Why We All Have a Chair Full of Clothes
I’ve lived in about a dozen houses in different cities. I’ve met people from dozens of different countries, guys who eat bugs, people who don’t have cell phones, singles addicted to Tinder, and beautiful large families with houses full of kids sorted by height and hair color.
I have come to the conclusion that the overstuffed chair is the true cultural nexus of the West, what binds nations together, what makes all men equal.
I’ve traveled to the ends of the earth and back. I’ve imbibed millions of books soaring through centuries and cultures. And I can assure you that there is no better kept secret, no greater taboo, and no more universal mystery: why the hell does everyone always have a chair full of clothes in the corner of the bedroom? And why do we hide it from others? Are we ashamed of it?
In those chats with friends, blessed with wine, the darkest secrets always come to light. You hear about infidelities, corruption, political conspiracies, and the like. But you’ve never heard anyone confess that they have a damn chair with a huge mountain of clothes next to the bed, and that it’s not a work of contemporary art.
I’ve been reorganizing my house this week. You know, I moved furniture, beds, sofas, rearranged all the closets, and reorganized my bookcase. When I was finished, the house was spotless, it looked brand new, I was tempted to take pictures of it and upload it to Instagram as if I was the reincarnation of Marie Kondo. But after barely five minutes had passed, I whizzed into my gleaming room, turned my head, and there it was! The chair with a three foot pile of tangled clothes was there.
It was there in the past. There is a booby trap at the entrance to my room that is only activated by the pressure of a female heel, and which emits an immediate question: “Why do you have all those clothes there? Fed up with the question, as a sociologist I have found it necessary to conduct a study. Although the origin of the chair is uncertain, most people claim that it grows vertically for three reasons: “I’ll wear it tomorrow”, “it’s not clean but it’s not dirty either”, “it’s not my size anymore, but maybe I’ll lose weight”.
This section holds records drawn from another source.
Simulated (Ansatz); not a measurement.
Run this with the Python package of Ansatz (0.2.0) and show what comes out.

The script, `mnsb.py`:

The chair represents a limbo in our hygiene habits. It is temporary but eternal. We are not able to do away with it, nor do we understand why it reproduces itself as soon as we leave the house. Personally, at this point in my research, I’m inclined to believe the chair goes into Toy Story mode whenever we’re not looking at it. For this reason I have installed a 24/7 recording webcam focusing on the chair (I will continue to report).
If you have a pile of clothes on a chair (you do) and you want to get rid of them I have some bad news: it’s impossible. You can’t leave those clothes in the closet because you and I both know they’re not entirely clean, and clothes that aren’t entirely clean can contain killer, contagious microorganisms that could make all the clean clothes in the closet become nearly-clean, and then you’d have a chair of nearly-clean clothes and a closet of nearly-clean clothes, and every morning when you got dressed you’d be itching all over.
Hanging them on the coat rack is not an option. There are coats on the rack. Nearly-clean clothes entering the territory of the coat rack would be something like a Hamas terrorist, armed to the teeth, walking around Jerusalem. The coats are on the coat rack and not in a closet because they are neither clean nor dirty, they just are. But the clothes on the chair are not like that, sometimes they are clean, just not today.
The ultimate solution is to throw everything on the chair into a “in-between clothes” hamper, but: what kind of undiagnosed psychopath has an “in-between clothes hamper”?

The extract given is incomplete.